Spatial stress correlations in strong colloidal gel

TL;DR

This study explores the unique stress correlation behaviors in soft colloidal gels, revealing how pressure fluctuations and force networks evolve from inhomogeneous, anisotropic structures near the gel point to homogeneous, isotropic states at higher pressures.

Contribution

It provides the first systematic analysis of stress correlations in colloidal gels, highlighting the transition from fractal-like structures to normal elastic behavior as pressure increases.

Findings

Pressure fluctuations decay slower than normal near the gel point.

Force networks are inhomogeneous and anisotropic at low pressure.

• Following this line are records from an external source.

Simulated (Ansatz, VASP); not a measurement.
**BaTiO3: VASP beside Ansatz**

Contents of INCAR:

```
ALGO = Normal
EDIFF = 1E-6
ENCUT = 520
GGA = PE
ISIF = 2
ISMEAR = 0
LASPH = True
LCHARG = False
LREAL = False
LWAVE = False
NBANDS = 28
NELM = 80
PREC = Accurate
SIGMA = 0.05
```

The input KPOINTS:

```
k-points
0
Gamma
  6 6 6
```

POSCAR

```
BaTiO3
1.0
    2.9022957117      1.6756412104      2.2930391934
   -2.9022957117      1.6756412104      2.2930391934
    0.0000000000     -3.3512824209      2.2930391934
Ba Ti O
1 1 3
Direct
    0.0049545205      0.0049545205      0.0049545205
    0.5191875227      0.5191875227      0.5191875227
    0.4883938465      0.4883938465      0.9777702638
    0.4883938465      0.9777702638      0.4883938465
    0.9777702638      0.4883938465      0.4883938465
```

Pressure fluctuations become normal and force networks homogeneous at high pressure.

Abstract

In this work, we systematically investigate for the first time the nature of stress correlations in soft colloidal gel materials which support tensile and compressive forces as well as finite rolling torque, as a function of system pressure. Similar to previous studies on frictional granular matter with only compressive forces and without any rolling torque, the full stress autocorrelation matrix is dictated by the pressure and torque autocorrelations due to mechanical balance and material isotropy constraints. Surprisingly, it is observed that the gel materials do not behave as a normal elastic solid close to the gel point as assumed loosely in the literature because the real space pressure fluctuations decay slower than the normal. We also demonstrate that at low pressure the fractal like structural correlation determines the pressure fluctuations and this is manifested in the real space in terms of inhomogeneous and anisotropic force networks formed due to large voids. Far away from the gel point, as the voids collapse under compression, the force chain network becomes homogeneous and isotropic and the pressure fluctuations become normal leading to normal elastic decay at long range, behaving similar to frictionless granular matter and glass. We also observe that the torque autocorrelation is not hyperuniform in the presence of rolling resistance close to the gel point. Furthermore, we link the abnormal pressure fluctuations to the non-hyperuniform behaviour of the system with respect to the local packing fraction fluctuations, thus relating the deviations from the normal elastic behaviour across various non-equilibrium systems under a common framework.